It is perhaps the only occasion where women garner similar levels of media attention and praise as male athletes. Yet it also inevitably becomes a stage for coverage that perpetuates or plays into offensive gender stereotypes. Chief among them, it seems, is that no matter how accomplished the athlete, her success is too often framed in comparison to a man's, or it is eclipsed by her role as a wife or mother.

The Rio Olympics have been no exception. Media coverage of the opening days of competition included crediting a Gold medalist swimmer's husband-coach for her victory, calling renowned swimmer Katie Ledecky a "female Michael Phelps," and identifying bronze medal winner Corey Cogdell-Unrein as "the wife of a Bears' lineman" without actually using her name. (The Chicago Tribune has since apologized for the headline and tweet, attributing the mistake to trying too hard to make a global story local.)

"It fits into a broader pattern wherein sports journalists don’t really know how to talk about female athletes," says Cooky of these controversies. "We somehow don’t know what to make of them, so we need to connect them back to a stereotypical gender role like wife or mom ... or liken them to the next Michael Jordan to make them interesting."

Defining women by their relationships and proximity to men rather than their accomplishments is not unique to sports, says Suzanne Leonard, who studies the representation of women in literature, film and media as an associate professor of English at Simmons College.

"No matter how successful women are in their career ... the framing of their personal lives always tends to be the primary focus," says Leonard. "We assume these things are more important to women than they are to men."

The Olympics, she adds, just makes that dynamic highly transparent.

Take, for example, the roundup published on Aug. 4 by the United States Olympic Committee that highlighted moms competing on behalf of Team USA.
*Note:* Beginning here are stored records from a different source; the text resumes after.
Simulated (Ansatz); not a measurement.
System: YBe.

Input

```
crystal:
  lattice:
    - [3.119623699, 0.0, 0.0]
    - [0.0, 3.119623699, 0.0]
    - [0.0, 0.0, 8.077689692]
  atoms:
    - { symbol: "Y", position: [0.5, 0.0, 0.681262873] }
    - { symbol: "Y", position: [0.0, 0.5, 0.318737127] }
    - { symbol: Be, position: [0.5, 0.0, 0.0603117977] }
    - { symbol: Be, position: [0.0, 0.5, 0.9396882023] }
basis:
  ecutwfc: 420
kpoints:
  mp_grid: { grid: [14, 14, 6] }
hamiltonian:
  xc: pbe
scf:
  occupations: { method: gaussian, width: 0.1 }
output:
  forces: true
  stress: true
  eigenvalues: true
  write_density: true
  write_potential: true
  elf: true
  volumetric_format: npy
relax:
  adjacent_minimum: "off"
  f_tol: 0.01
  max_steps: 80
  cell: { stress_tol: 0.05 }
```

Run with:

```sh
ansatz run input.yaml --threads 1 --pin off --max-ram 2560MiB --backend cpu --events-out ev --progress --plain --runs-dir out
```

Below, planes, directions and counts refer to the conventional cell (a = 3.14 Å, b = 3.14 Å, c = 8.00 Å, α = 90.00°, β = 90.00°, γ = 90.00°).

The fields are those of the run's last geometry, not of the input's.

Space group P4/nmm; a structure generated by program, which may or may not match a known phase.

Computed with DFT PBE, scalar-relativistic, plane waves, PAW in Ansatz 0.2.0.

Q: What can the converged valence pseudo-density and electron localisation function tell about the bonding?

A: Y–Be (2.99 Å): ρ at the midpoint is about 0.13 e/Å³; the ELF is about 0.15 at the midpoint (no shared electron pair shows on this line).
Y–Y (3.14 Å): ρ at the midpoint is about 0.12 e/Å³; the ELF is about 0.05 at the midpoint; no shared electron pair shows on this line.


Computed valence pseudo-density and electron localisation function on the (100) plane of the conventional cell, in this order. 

"Being a mother is said to be a full-time job; so is being an Olympian," reads the text. "The thought of trying to be both would sound like a daunting task to most people. These 10 Olympic athletes have proven that they can excel in both roles."

In the last week, the committee had not published a similar blog post featuring new fathers like Michael Phelps who are competing for a medal.

"Being a mother is said to be a full-time job; so is being an Olympian."

The preoccupation with traditional storylines — even if they come with a dose of female empowerment — may be seen by some broadcasters as a winning business strategy.

John Miller, chief marketing officer of NBC Olympics, defended the tape delay of Rio's opening ceremony by explaining that the audience skews female and craves a different kind of coverage.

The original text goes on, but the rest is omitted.